Growing up as the first child of immigrant parents, I developed very strong opinions and impressions of how culture influences attitudes regarding the value of education (as well as many other values). My parents came to the United States in the late 1950s from East Pakistan, which is now Bangladesh—and which was originally part of India until 1948. The Aziz family beachhead in the United States came about because my father got a scholarship to pursue his Master’s studies in Mechanical Engineering at the University of Michigan. My father came to this country, completed his studies, then married my mother and brought her back over here to start our family.

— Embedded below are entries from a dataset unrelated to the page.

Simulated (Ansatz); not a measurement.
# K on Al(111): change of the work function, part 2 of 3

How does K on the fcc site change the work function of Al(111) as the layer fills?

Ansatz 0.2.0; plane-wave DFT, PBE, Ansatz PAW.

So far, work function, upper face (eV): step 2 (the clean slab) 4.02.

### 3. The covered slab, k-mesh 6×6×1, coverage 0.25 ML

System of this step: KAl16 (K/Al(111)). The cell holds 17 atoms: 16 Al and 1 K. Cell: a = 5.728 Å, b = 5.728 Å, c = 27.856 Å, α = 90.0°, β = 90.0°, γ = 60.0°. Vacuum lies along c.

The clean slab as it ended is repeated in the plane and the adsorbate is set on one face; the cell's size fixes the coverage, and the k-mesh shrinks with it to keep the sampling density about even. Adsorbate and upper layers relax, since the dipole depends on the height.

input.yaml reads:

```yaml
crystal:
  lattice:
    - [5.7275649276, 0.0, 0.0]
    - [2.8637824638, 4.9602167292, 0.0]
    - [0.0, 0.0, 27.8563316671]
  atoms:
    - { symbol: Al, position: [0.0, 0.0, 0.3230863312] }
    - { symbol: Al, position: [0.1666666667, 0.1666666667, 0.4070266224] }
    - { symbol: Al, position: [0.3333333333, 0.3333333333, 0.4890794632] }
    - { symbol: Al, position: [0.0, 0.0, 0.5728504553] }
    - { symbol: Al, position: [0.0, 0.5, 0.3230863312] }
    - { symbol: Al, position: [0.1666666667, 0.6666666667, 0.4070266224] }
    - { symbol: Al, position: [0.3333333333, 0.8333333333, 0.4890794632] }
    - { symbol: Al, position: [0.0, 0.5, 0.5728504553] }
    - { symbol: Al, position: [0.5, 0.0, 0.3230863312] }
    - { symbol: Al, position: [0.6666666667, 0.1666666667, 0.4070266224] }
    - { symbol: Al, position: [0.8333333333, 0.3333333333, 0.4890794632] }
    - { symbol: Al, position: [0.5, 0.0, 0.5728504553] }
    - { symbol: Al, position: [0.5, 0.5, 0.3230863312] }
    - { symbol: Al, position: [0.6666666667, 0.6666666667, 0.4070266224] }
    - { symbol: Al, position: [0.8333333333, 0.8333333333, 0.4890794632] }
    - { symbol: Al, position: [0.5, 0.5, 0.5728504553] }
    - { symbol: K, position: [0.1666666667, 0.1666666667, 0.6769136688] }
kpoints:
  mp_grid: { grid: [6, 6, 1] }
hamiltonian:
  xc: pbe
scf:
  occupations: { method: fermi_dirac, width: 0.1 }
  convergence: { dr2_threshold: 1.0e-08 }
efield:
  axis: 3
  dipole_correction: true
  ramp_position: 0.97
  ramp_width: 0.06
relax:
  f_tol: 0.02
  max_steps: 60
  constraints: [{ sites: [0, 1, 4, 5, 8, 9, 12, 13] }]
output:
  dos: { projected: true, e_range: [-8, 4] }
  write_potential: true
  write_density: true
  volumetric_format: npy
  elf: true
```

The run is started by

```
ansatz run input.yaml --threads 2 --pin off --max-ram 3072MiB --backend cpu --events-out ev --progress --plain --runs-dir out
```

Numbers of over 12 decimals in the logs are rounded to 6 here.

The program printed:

The experience of getting the scholarship and coming to the U.S. had a profound effect on my father: it etched in his mind the power of education to pull a person out of near complete poverty into a life of wealth and security. East Pakistan was at the time (and it still is as Bangladesh) one of the poorest countries in the world. My father dedicated himself to his education there, on his own he found that he could take advantage of scholarship opportunities, and finally he left his homeland, traveling by train most of the way into Europe and then by ocean voyage (during which he was convinced he would die from sea sickness) across the Atlantic to arrive to the sight of Lady Liberty welcoming him to what would become his new homeland. Upon arriving in New York, there was a telegram waiting for him from the University instructing him to take a train from there to Chicago, and then to travel the rest of the way by Greyhound. When he looked up “Greyhound” in his pocket dictionary, he saw that it was a dog and said to himself, “If Americans can ride dogs, then so can I!”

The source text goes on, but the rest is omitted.